Performing with the Marx Brothers, Dumont played wealthy, high-society widows whom Groucho alternately insulted and romanced for their money. The roles were Mrs. Potter in The Cocoanuts (1929), Mrs. Rittenhouse in Animal Crackers (1930), Mrs. Gloria Teasdale in Duck Soup (1933), Mrs. Claypool in A Night at the Opera (1935), Mrs. Emily Upjohn in A Day at the Races (1937), Mrs. Suzanna Dukesbury in At the Circus (1939), and as Martha Phelps in The Big Store (1941). Her work in A Day at the Races earned her a Best Supporting Actress Award from the Screen Actors Guild, and film critic Cecilia Ager suggesting that a monument be erected in honor of her courage and steadfastness in the face of the Marx Brothers' antics. Groucho once said that because of their frequent movie appearances together, many people believed that he and Dumont were married in real life.

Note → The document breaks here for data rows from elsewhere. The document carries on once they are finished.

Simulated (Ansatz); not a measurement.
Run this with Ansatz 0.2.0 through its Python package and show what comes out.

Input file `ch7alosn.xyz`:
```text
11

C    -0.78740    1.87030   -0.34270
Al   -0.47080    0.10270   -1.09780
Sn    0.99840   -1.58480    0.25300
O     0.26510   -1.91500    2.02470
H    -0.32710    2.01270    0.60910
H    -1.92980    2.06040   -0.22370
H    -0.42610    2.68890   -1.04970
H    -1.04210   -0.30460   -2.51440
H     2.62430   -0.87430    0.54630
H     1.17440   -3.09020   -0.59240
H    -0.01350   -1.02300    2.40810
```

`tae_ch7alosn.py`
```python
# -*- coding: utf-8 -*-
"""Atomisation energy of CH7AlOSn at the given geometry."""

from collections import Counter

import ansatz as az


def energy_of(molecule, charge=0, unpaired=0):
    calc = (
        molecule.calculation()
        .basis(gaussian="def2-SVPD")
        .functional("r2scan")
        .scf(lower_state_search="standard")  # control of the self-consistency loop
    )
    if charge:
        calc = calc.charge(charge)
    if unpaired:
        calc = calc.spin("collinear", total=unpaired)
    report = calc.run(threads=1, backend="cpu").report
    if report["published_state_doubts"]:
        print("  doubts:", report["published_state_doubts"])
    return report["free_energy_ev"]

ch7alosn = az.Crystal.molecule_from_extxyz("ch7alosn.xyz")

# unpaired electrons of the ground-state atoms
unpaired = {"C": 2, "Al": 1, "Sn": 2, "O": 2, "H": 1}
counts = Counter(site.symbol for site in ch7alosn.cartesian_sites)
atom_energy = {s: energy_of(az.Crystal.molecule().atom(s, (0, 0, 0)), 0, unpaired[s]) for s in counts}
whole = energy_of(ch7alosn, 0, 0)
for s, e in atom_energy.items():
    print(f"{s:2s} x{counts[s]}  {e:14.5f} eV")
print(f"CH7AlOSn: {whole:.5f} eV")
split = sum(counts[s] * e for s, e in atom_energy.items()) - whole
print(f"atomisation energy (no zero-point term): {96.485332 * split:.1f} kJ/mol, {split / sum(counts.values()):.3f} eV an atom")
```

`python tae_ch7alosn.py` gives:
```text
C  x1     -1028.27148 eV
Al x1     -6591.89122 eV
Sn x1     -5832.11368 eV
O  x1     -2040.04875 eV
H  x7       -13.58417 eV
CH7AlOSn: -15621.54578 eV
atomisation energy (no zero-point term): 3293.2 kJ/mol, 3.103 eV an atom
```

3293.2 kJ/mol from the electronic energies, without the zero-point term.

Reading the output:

An exchange from Duck Soup:Groucho: I suppose you'll think me a sentimental old fluff, but would you mind giving me a lock of your hair? Dumont (smitten): A lock of my hair? Why, I had no idea you ... Groucho: I'm letting you off easy. I was gonna ask for the whole wig.
Dumont also endured dialogue about her characters' (and thus her own) stoutish build, as with these lines, also from Duck Soup:Dumont: I've sponsored your appointment because I feel you are the most able statesman in all Freedonia. Groucho: Well, that covers a lot of ground. Say, you cover a lot of ground yourself. You'd better beat it; I hear they're going to tear you down and put up an office building where you're standing.
and:Groucho: Why don't you marry me? Dumont: Why, marry you? Groucho: You take me, and I'll take a vacation. I'll need a vacation if we're going to get married. Married! I can see you right now in the kitchen, bending over a hot stove. But I can't see the stove.
Or her age (in their last film pairing, The Big Store):Dumont (kittenish): You make me think of my youth. Groucho: Really? He must be a big boy by now.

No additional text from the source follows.